Certain affordable housing projects in Missouri have until Oct. 31 to take advantage in $140 million in tax credits. But nonprofits and developers are concerned the state board charged with approving the tax credits won’t act in time.
The Kansas City-based Missouri Housing Development Commission has not had a full board meeting in months because it does not have enough members. Gov. Mike Parson has said he intends to make appointments in September, but the future of the program at the state level is uncertain.
The tax credits help developers offset the cost of building housing for the working poor and older residents, but critics call the program wasteful and a giveaway to developers and bankers. And this debate has left some housing projects in limbo, delaying plans that could help address gaps in affordable housing in Missouri.

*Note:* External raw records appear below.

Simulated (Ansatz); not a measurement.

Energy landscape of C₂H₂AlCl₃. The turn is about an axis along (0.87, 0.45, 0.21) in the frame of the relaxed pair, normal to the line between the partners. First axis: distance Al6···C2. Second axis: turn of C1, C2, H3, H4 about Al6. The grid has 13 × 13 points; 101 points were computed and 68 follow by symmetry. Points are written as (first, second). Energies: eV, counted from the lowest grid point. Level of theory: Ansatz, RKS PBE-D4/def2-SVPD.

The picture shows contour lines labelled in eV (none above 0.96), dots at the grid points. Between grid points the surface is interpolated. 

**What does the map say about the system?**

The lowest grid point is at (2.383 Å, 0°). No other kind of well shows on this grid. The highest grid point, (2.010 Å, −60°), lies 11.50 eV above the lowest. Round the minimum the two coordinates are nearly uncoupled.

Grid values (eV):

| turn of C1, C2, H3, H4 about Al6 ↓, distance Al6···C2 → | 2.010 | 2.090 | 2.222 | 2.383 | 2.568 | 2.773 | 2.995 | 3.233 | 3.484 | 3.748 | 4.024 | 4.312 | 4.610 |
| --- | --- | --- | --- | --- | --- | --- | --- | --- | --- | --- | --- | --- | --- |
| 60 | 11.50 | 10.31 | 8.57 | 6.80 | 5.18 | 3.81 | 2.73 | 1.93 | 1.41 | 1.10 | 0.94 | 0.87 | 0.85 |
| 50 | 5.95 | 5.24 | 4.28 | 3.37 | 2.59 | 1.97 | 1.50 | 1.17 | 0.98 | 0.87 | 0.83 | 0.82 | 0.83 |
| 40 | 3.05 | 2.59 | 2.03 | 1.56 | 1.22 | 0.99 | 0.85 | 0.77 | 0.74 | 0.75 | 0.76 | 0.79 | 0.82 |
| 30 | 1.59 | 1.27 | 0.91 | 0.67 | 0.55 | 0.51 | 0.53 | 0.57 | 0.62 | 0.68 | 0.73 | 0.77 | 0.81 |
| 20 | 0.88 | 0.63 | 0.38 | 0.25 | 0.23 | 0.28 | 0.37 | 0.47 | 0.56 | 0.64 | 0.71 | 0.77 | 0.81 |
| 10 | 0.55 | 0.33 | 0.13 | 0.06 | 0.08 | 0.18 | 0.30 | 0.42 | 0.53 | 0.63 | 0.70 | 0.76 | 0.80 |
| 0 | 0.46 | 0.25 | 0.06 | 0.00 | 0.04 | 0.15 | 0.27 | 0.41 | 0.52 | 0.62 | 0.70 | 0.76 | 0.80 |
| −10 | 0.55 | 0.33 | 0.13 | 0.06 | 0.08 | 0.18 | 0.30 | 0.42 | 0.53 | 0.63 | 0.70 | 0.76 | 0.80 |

SAVE, Inc., a Kansas City nonprofit that offers housing and other assistance to those who are homeless or low-income, has plans to build a 50-unit facility called Alhaven behind its headquarters in North Hyde Park. The lot is empty, because construction has not yet started — it’s waiting for the sign-off on federal money.
“We have the land, it's tax-exempt,” SAVE, Inc., CEO Blaine Proctor said. “It's not like we're paying taxes on it and everything like that.”
Things were thrown into confusion in November, when former Gov. Eric Greitens steered the Missouri Housing Development Commission to put an embargo on the tax credits on the state level. Three of the commissioners who voted to suspend the program had been appointed on an interim basis by Greitens.
“I was at the commission meeting where they eliminated the state tax credits and really sat there sort of shell-shocked because I couldn’t believe what I was watching,” Proctor said.
The commissioners later resigned after the Senate refused to confirm them amid tense relations between Greitens and lawmakers. (Greitens himself resigned June 1.) That left the board without a quorum, meaning it can’t take any action, including signing off on requests for federal money.
“(In a) normal year we would have put the application in back in September, awarded in December,” said Heather Bradley-Geary, director of supportive housing for Vecino Group, a developer based in Springfield that is partnering with SAVE, Inc. “So yeah, we might have already started construction by this point.”
Bradley-Geary is among those who believe the program is worth keeping.
“It’s one of the most successful public-private partnership as a government program,” she said. “We’re actually saving the government a lot of money with these programs to actually house people and get them off the streets.”
Parson said he supports a statewide moratorium on Missouri’s low-income housing tax credit program until reforms can be made. On top of a lack of a quorum, and the commission’s decision, the House Budget Committee froze the state credits until at least June 2019.
“I’m telling you, I gotta lot of faith in the legislators this year about doing some real reform in the tax credit on the low-income side and I believe we’ll have them up and running by the end of next year,” Parson said during a appearance last month in Kansas City.
The Missouri Housing Development Commission told KCUR that there are no scheduled meetings this year, though that could change once Parson makes appointments, which could be as early as this week's special session.
House Budget Committee Chairman Scott Fitzpatrick, R-Shell Knob, hears the governor’s call, and said the credits could be restored sooner than June if lawmakers get to work early in the 2019 regular session.
“I think if you surveyed the legislature, more members would prefer to see the program functioning in some capacity then would prefer to see it eliminated entirely,” Fitzpatrick said. “I'll be open-minded and work with the numbers to try to come up with a solution that'll allow the credits to be restarted.”
Bradley-Geary said if the state program were to go away, it would add to a shortage of affordable housing units. A University of Missouri-St. Louis study found an additional 130,000 and 470,000 units, depending on the income criteria used, are needed.
“Developers as a whole, the whole community, did a little bit of research on like what does it mean by getting rid of the state credit and probably about a fourth, about a 25 percent decrease in affordable housing units that we'll see because of that,” Bradley-Geary said.
As for the SAVE, Inc. project, Proctor said if the federal money is not approved this year, the organization will try again next year to apply for both federal and state credits.